It´s a delicate argument...
El sueño del hombre vida que busca realizar sus anhelos, de ser él impulsor de nuevos proyectos y grandes empresas, de nuevos inventos y productos, de la conquista de mercados, de lo que ha llevado a muchísimos seres humanos a grandes descubrimientos, a las conquistas de nuevas tierras, de nuevos bloques económicos, de las posiciones ante la globalización.
El ideario de todos los pueblos que buscan su autodeterminación, de los pueblos que buscan su identidad, de los pueblos que defienden con su vida sus espacios, sus ideales, sus filosofías, sus religiones, de los pueblos que han preferido morir que sucumbir, de los pueblos que se han atrevido a ser ellos mismos.
Los deseos de un niño, de ser bombero, de ser policía, de ser el héroe de la película, de curar a los animales, de ser la estrella del equipo, de ayudar a una viejecita a cruzar la calle, de compartir de su pelota, de sembrar flores, de ver crecer un árbol, de regalar sonrisas por doquier.
Las irreverencias de los adolescentes, cuestionando todo por todo, sufriendo por todo, amando hasta los mas profundo cada vez que el amor se aparece, poniéndole objeciones a sus padres, riéndose de lo que un maestro intenta decirles, vistiéndose como se les pega la gana, llorando por que perdió su equipo favorito o porque el primer amor se ha ido, adoleciendo del valor para ser, con la convicción de querer ser.
El gusto por lo que gusta, por aquello que te complace, por aquello que puedes pedir y se te da sin regateos para disfrutarse, por sentarse a hacer lo que justamente el espíritu demanda, sin tener que privarse por checar una tarjeta de asistencia, ni dar cuentas a nadie.
El tener el amor, al Padre, a Mamá y a Papá, al hermano, a la hermana, al amigo, a la amiga, la novia, la esposa, los hijos, el compañero, el poder tener los pequeños logros que le dan asentido a la vida, que le hacen ser vida. No se trata de tener por tener, sino, tener por estar satisfecho con lo que uno es y para lo que estamos intentando mientras estamos en este mundo.
El querer para ser, considerando que queriendo y siendo queridos es como mejor nos manifestamos, que queriendo somos, que queriendo llegamos a los que más aspiramos, por que solo queriendo a los demás podemos aspirar a ser y estar en este mundo.
El desafío iniciado el 5 de Noviembre de 1811 y que concluyó el 15 de septiembre de 1821 en la Ciudad de San Salvador, ha legado el ejercer él mayor derecho, que después de estar vivo, podemos ejercer, la Libertad, y con ella, los sueños, los gustos, los deseos, las irreverencias, el amor, el querer, y ¿sabe?, no hay nada como la libertad, ¿no le parece?.
Dallas, San Francisco, Seattle, Las Vegas, Los Angeles, Phoenix, and San Diego, are among the many U.S. cities who make do with roughly the same number of cops as San Salvador. Clearly the number of cops doesn't dictate. It's the underlying poverty, the lack of economic support, that causes crime. It's the same age old story, man!
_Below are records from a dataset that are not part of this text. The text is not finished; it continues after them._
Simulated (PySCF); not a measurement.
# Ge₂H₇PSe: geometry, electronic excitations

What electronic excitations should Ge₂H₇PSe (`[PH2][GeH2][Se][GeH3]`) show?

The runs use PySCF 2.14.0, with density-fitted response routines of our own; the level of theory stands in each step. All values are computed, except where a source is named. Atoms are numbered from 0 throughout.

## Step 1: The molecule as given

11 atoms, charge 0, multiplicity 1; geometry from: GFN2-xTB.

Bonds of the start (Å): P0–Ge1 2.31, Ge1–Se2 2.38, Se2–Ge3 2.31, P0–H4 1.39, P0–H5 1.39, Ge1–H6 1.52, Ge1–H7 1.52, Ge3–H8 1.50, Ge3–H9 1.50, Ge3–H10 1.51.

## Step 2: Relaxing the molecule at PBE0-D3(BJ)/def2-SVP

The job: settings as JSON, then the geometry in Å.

Riiiiight... dude, cops in L.A. have: patrol cars with networked laptops, tasers, flares, mobile phones, car radios and personal radios, helicopters, huge CSI departments, expensive & frequent training, mega-dispatch offices, etc.
Salvadorean cops have: a few cars to share with whole police stations, 2 helos for the whole country, one side-arm, TYPEWRITERS in the police stations (and according to yersterday's newspaper, NO TYPEWRITER PAPER).
If cities like L.A. have 250 cops per 100K, with tech and infrastructure, ES should have about 750 cops per 100K, given the fact we give NO TECH and limited infrastructure to our policemen.
And about us having criminals because we are poor... man, that's the worst insult a rich gringo can give to our poor. Think about it. You are saying poor = criminal. Jeez.
Incidentally, I am a *Salvadoran* living in L.A., and of course can mean no insult when I say that poverty leads to crime. I have lived in poverty-ridden areas all of my life and I can see that crime plagues the poor.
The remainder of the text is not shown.